15. The method of claim 11, further comprising, after the step of pouring the cap, the step of pressure grouting the hollow bar helical anchor pipes to force grout out through said grout holes and around said helical discs for ground improvement around the hollow bar helical anchor pipe and helical discs to improve the soil strength, increase the anchor size and improve the bond between the helical anchor pipe and the soil to increase the anchor pullout or downward load resistance thus increasing the foundation loading capacity and stiffness.

16. The method of claim 15, further including the step of isolating certain zones of the hollow bar helical anchor pipes and pumping grout in measured quantities and pressure to specific zones in said pipes using a packer.

17. The method of claim 9, further comprising, before the step of pouring the cap, the steps of: positioning corrugated pipes interior to and around a perimeter of said concrete foundation cap; and placing radial bolts or tendons horizontally across the foundation and securing the radial bolts to the corrugated pipes.

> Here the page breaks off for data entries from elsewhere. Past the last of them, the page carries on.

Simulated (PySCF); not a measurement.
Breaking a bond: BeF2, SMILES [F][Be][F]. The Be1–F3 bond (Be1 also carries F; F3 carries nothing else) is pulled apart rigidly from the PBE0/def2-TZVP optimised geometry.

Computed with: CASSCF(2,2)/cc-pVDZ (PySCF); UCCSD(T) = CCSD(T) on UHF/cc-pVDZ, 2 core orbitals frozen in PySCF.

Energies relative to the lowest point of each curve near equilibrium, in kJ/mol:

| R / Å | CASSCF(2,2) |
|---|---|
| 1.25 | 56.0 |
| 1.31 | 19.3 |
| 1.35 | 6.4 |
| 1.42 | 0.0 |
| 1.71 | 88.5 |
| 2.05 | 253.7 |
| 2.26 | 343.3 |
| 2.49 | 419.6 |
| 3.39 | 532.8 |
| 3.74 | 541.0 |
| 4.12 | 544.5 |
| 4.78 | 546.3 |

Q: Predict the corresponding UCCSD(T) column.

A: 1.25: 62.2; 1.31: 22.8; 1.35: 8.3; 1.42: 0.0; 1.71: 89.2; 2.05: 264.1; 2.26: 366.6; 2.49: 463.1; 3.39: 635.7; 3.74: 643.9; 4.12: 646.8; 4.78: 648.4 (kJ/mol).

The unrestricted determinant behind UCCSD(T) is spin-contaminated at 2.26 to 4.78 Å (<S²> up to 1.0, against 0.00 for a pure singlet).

18. The method of claim 17, further comprising the step of placing sleeves over said radial bolts or tendons before placing said radial bolts or tendons horizontally across the foundation.

19. The method of claim 18, wherein the step of post tensioning the helical anchors using the tensioning elements includes the step of tensioning the sleeved horizontally extending radial bolts or tendons from outside the perimeter corrugated metal pipe.

20. The method of claim 9, wherein the step of drilling includes the steps of: pressure grouting each of the helical anchor pipes through grout holes formed in the pipes; and attaching the tensioning elements to upper ends of the helical anchor pipes.

Description

BRIEF DESCRIPTION OF THE DRAWINGS

(1) Other objects, features and advantages of the present invention will be apparent to those skilled in the art upon a reading of this specification including the accompanying drawings. While intending to illustrate the invention, the drawings are not necessarily to scale.

(2) FIG. 1 is a perspective view, partially in section, of a completed concrete foundation with post-tensioned bolt helical anchors and foundation cap constructed in accordance with a first preferred embodiment of the present invention.

(3) FIG. 2A is a sectional view of the post-tensioned bolt helical anchor and foundation cap with the tower base section flange set in the grout trough, and showing the concrete foundation cap and two tension-only bolt helical anchors in accordance with the first preferred embodiment of the present invention.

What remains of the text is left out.